Again, I’ll emphasize, this is truly high risk, I am aware of no technology close to commercialization. Andrea Rossi was (and remains) a fraud.

Speaking of Rossi, Sythestech uses his name. In their “White Paper,” they have:

Andrea Rossi was one of
the first entrepreneurs who adopted the LENR technology. In collaboration with Sergio Focardi, he created a device based on the principles of LENR-reactions, which generated electricity. In recent years, many installations that generate electricity have been built secretly.

That’s total BS. Rossi has not claimed the generation of elecricity. He did claim to be operating a megawatt reactor in Florida, and it was secret for a time, but all this blew up in 2016, becoming highly public in the lawsuit, Rossi v. Darden. There was a plant, but it was not generating a megawatt, if it was generating anything, and the odds are high that it was generating nothing, it was just a big electric water heater, maybe 30 KW.

Rossi comes up again in the interview in Entrepreneur

Your whitepaper ICO mentions modern nuclear technology. Do you also develop advanced nuclear technologies? Could you tell us more about this?

In fact, the field has become more popular than ever. Latest advancements in portable power generation devices developed by Andrea Rossi and progress in obtaining platinum from tungsten by Mitsubishi Heavy Industries, indicate that Cold Transmutation has gained real-world traction.

There are no “portable power generation devices developed by Andrea Rossi.” There has been work on certain transmutations by Mitsubishi Heavy Industries (the work of Iwamura), but it was not “platinum from tungsten” and was not even close to commercial possibility. Synthestech is doing a lot of name-dropping, making it seem like there is support for their plans. There is not, not from the scientists in the field, not as far as has been shown.
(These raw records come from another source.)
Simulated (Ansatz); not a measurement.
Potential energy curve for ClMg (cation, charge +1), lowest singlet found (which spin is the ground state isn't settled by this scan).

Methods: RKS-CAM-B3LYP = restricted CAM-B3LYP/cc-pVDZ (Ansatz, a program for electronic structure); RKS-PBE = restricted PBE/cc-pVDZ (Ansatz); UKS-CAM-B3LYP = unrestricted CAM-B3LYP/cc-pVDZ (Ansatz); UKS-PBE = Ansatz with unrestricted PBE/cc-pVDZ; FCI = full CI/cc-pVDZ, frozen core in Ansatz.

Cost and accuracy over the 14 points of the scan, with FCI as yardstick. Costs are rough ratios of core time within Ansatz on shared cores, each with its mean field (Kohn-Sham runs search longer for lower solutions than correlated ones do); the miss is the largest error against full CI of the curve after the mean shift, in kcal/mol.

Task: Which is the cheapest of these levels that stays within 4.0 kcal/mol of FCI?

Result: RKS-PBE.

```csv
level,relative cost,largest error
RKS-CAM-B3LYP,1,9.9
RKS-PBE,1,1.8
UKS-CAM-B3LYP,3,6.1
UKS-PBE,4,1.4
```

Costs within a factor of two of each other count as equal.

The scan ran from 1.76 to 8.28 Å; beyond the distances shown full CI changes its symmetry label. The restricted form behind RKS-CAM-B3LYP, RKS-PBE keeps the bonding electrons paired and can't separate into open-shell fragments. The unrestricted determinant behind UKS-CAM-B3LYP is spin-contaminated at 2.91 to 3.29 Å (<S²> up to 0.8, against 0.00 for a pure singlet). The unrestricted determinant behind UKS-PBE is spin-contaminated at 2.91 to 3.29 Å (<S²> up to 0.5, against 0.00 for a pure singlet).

There are so many signs of scam, frenzied hype, that I’m not researching this further, there are many more interesting things to work on, with the real science of LENR. I’m putting this up to warn investors that, while LENR is real, that is, there are real nuclear effects at apparently low initiation energies, the evidence has become overwhelming, the effects remain very difficult to control, they are “unreliable,” generally, in spite of many years of effort to develop control. The best minds in the field are searching for a “lab rat,” a simple experiment that could be widely confirmed. It does not yet exist.

(The evidence for the reality of LENR does not depend on reliability of generating the effect. Rather, the circumstantial evidence is the many reports of anomalous heat, the many reports of anomalous tritium, and then the direct evidence that measured helium is correlated with the heat, at a ratio consistent within experimental error of that expected from fusion. (This does not require that the reaction be “d-d fusion.” Any process that starts with deuterium and ends with helium will show that ratio, it must, if there are no leakages.)

David Gerard, not exactly a friend, has a post on Synthestech. He has his head wedged in a dark place on LENR, but he’s right that Synthestech is a scam. It has many, many marks of deception. However:

Karabanov announced his breakthrough in a press release and press conference in August 2016 — because science by press conference, rather than a published paper detailing an experiment and how to reproduce it, is standard in cold fusion:

It is not “standard in cold fusion.” There were press conferences in 1989, on both sides of the cold fusion controversy, but the real science is not conducted by press conference. There are over 1500 papers on cold fusion published in mainstream journals and if we add in conference proceedings, which sometimes include papers of equal or better quality than what is in journals, it’s roughly 5000 papers. David Gerard is repeating a series of tired old arguments against cold fusion. He has no clue what really happened in 1989-1990 and later, just a pile of vague ideas, second-hand knowledge, not actually researched, repeating the common opinions of the ignorant as if fact.

The problem is not that “cold nuclear transmutation” is impossible, it’s not, but that it is, so far, at best, a laboratory curiosity, not a commercial possibility, except in the most remote sense.Maybe. Some day. If.

Dismissals like that of David Gerard are obviously pseudoskeptical and will have no effect or influence on those who might be interested in investing. Steve Krivit was correct that Rossi was a scammer, but because his evidence was circumstantial and vague, dependent on ad-hominem arguments and inferences, it did not prevent investment in Rossi.

There are many Russian researchers working with LENR, they have long been prominent in the field. I see no sign, so far, that Synthestech is working with the real scientists in the field, though they drop their names, such as Vysotskii and Kornilova. I found that apparently Yuri Bazhutov, the late well-known Russian LENR researcher, has been called an “advisor” to Synthestech. See this obituary.

That points to a Sythestech interview of Bazhutov. I had noticed that Sythestech has claimed to have been an observer at RCCNT&BL in 2017, and the interview was allegedly conducted there. There is only one very brief mention of Synthestech in the interview:

What can you say about “Synthestech” and your visit to the Sochi laboratory?

We were pleased to know that there is a new group in Russia that is studying the same phenomena. It’s very pleasant that there is such a team as “Synthestech”, because the winner is the one who moves.

That is simply a casual comment, non-committal, and not surprising. This is far from an endorsement of the actual company, or its accomplishments. Many entrepreneurs have induced scientists to be called “advisors.” It’s basically meaningless, particularly when the company is unknown and the scientist has little reason to suspect a scam. I have seen scientists, later, distance themselves from such companies, when the way they were operating became clear.

Again, if one wants to support LENR research, I recommend becoming knowledgeable as a first step. There are many ways to support increased awareness of the real work that has been done. Tossing money at overheated investment scams is not one of them. Contact me if interested in supportive activity.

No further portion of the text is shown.